AITA for not wanting to play Among Us anymore with my MMO guild?

Hey all,

Making this post to vent some steam, but also to get some opinions from smart people and experienced gamers, so here goes.

Essentially, my MMO guild has been playing Among Us every Friday night for the last couple of months. Typically, we all drink and game and it’s a silly mess. Last week, one of the older members and officers unofficially quit playing with everyone because some really dumb stuff was happening and he just decided the stress wasn’t worth it. Okay, you do you.

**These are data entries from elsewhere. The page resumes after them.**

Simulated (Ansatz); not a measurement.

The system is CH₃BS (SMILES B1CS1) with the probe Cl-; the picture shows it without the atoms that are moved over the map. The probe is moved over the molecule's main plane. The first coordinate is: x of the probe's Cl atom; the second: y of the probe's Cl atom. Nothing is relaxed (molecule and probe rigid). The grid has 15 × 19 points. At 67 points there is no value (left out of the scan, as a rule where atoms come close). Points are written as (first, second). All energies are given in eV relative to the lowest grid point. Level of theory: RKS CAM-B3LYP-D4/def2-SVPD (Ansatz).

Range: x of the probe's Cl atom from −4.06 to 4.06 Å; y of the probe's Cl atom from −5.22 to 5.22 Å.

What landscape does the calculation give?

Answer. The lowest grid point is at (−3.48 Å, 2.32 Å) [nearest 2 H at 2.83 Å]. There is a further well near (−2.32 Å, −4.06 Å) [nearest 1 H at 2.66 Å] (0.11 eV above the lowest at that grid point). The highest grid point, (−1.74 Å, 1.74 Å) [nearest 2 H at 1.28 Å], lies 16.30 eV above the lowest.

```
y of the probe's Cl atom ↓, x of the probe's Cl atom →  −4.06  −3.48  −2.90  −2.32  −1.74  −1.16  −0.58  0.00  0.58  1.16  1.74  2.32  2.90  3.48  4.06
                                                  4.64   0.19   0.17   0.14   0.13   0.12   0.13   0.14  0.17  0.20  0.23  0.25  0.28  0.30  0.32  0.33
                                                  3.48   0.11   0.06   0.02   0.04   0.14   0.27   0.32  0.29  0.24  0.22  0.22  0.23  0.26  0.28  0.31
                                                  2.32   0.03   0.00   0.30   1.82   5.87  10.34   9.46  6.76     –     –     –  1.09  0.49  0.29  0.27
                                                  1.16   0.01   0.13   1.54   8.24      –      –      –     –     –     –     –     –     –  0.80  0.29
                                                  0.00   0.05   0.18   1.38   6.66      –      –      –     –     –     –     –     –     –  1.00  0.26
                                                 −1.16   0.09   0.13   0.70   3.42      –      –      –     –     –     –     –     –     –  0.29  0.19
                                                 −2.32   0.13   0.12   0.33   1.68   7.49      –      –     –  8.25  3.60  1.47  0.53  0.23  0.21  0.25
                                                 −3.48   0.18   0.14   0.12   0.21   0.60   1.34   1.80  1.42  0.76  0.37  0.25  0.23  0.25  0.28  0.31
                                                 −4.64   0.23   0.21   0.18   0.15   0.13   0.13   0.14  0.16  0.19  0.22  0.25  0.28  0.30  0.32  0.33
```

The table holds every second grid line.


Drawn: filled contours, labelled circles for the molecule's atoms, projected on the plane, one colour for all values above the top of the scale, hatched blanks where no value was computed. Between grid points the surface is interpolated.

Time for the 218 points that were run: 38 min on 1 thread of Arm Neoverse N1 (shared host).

This week I was all out of beer when we played and, when playing the game, noticed a lot of habits that is literally making the game “unplayable” or at the very least un-enjoyable for me. I guess I’m wondering if these are actual issues that’s going to ruin the event or if I’m just being a nit-picky AH. These issues include:

  1. People being AFK for most of the game to eat dinner or cook dinner (like, why are you even playing? Just join when you can)

  2. Three people, including my wife and myself, are always fingered as being “sus” every round we survive EVEN when we have been verified by doing visual tasks.On an interesting side note to compliment this habit, two people are never pointed at as being the imposters unless they are seen doing a kill, but are incredibly skilled at taking out the crew to the point where they can get 4-5 crew dead before the first body is even found.

  3. If someone dies, they put their phone down and do something else and refuse to finish tasks. This obviously means the only viable path to a crew win is by voting out the imposters. Recently, folks have switched to taking eject confirmations off the game. I think that should normally be a good thing, but it is strongly favoring imposters when they know to not kill the people that are always blamed for being “sus” (Point 1).

  4. No one wants to formulate a plan to survive or out the imposters. Twice last night we had plans to stay grouped and verify crew members with visual tasks. Immediately after the first person verifies their visual task, the whole group broke the plan and did not visual verify the other survivors to pinpoint who the imposters were. And there are still two people who are arguing that visual tasks give the crew an unfair advantage.

That’s pretty much it. I’ll add that last night we played I think 15 games in the course of about 2 hours, and the crew won once by voting out both imposters because they both killed in plain sight. Multiple times I brought up in voice chat the above issues and was immediately dismissed by everyone. I even tried to argue that this game isn’t staying fun now because the crew has only one way to win and can’t work together as a team, which is the biggest strength the crew has.

Is this a nothing-burger, or am I justified in not wanting to play anymore unless I’m drinking and don’t care about playing the game like everyone else seems to be?

Nah, you’re not being an asshole. There’s no obligation to play anything with anyone you don’t want to. The point is to have fun, and if you’re not having fun, you don’t have to push yourself to do it anyway.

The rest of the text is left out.